While the presidential candidate talks regularly about her plan for the US to become a “clean energy superpower”, in recent months she has rarely made reference to the planetary crisis that necessitates it.

On Monday, when she launched her online pitch to millennials, she could find no room for an issue that will affect that voting cohort more than any other.

The rhetorical shift undermines hopes that climate change might emerge as a key campaign issue in 2016. Boosted by the disparity between Clinton and her Republican opponent Donald Trump, a self-professed non-believer in climate change.

Indeed, the signs were there. During the last six months of Clinton’s primary campaign against Sanders, the transcript log of her speeches shows she was talking about climate change at one out of every two speeches she gave.

But since Sanders endorsed Clinton on July 12, the full focus of the Clinton campaign has swung to Trump. In 38 speeches since that date, Clinton mentioned climate change specifically eight times. Just once every five public addresses.

“As Bernie reminds us so powerfully, we owe it to future generations to work together to combat climate change,” said Clinton as she accepted Sanders' endorsement. Source: Michael Davidson for Hillary for America

“As Bernie reminds us so powerfully, we owe it to future generations to work together to combat climate change,” said Clinton as she accepted Sanders’ endorsement. Source: Michael Davidson for Hillary for America

The overwhelming priority for progressive Americans is to avoid a Trump presidency. This has necessitated a change in tone, said Prof Robert Stavins, director of the Harvard Environmental Economics Program. “The Clinton campaign needs to target its messages to independent, undecided voters at this point. Speaking to her own constituency on the left would not be a productive use of her time and effort.”

Research from Yale released in July indicates that even during the hottest year ever recorded, only the 17% of voters who describe themselves as “alarmed” about climate change rank it as a top tier election issue. Meanwhile, Trump has framed Clinton’s climate change response as a “poverty-expansion agenda”. The economy ranks in the top two defining policy areas for all other voters.

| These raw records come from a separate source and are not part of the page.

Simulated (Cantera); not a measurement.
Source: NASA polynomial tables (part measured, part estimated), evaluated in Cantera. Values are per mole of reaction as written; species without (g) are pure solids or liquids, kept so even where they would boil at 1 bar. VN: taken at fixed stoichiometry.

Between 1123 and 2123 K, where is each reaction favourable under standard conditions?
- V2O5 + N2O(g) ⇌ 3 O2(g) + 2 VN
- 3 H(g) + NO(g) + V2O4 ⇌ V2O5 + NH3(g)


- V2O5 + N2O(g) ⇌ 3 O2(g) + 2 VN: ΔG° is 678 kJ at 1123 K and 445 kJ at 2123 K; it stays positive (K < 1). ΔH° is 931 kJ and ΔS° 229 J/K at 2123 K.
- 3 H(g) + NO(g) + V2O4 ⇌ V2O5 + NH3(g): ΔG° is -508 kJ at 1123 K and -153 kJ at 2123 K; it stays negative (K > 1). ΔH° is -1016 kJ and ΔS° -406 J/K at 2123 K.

The Democratic primary season was altogether different. Clinton, the overwhelming favourite for the nomination, was ambushed on the left by her socialist rival. To tackle climate change, Sanders had promised to declare legislative war on fossil fuel companies. For her part, Clinton announced a plan to increase US solar capacity seven-fold by 2020. In the spring, she rolled out a wider platform on environmental justice and protection.

After a sometimes antagonistic campaign, Sanders and Clinton appeared together in New Hampshire and Sanders offered her his endorsement. Speaking to a crowd that contained some vocal and disaffected Sanders supporters, Clinton accepted her opponent had done much to frame climate change as a battle for justice.

“As Bernie reminds us so powerfully, we owe it to future generations to work together to combat climate change,” she said.

In the days before the endorsement, Sanders’ team had worked to extract every concession possible from Clinton in the text for the Democratic Party platform. The resulting draft was “the most aggressive plan to combat climate change in the history of the Democratic Party”, according to his policy director Warren Gunnels. “But we are not finished. We have got to follow through on the promise of this agreement.”

The most notable insertion was a call for a price on carbon, which Clinton has never publicly backed. “It’s not her plan,” her energy policy advisor Trevor Houser told AP.

David Axelrod, a former senior political adviser to president Barack Obama, told the New York Times he would advise Clinton to avoid playing into Trump’s hands on the issue of carbon pricing. “If I’m in her campaign, I don’t want to hand a cudgel to the other side,” he said.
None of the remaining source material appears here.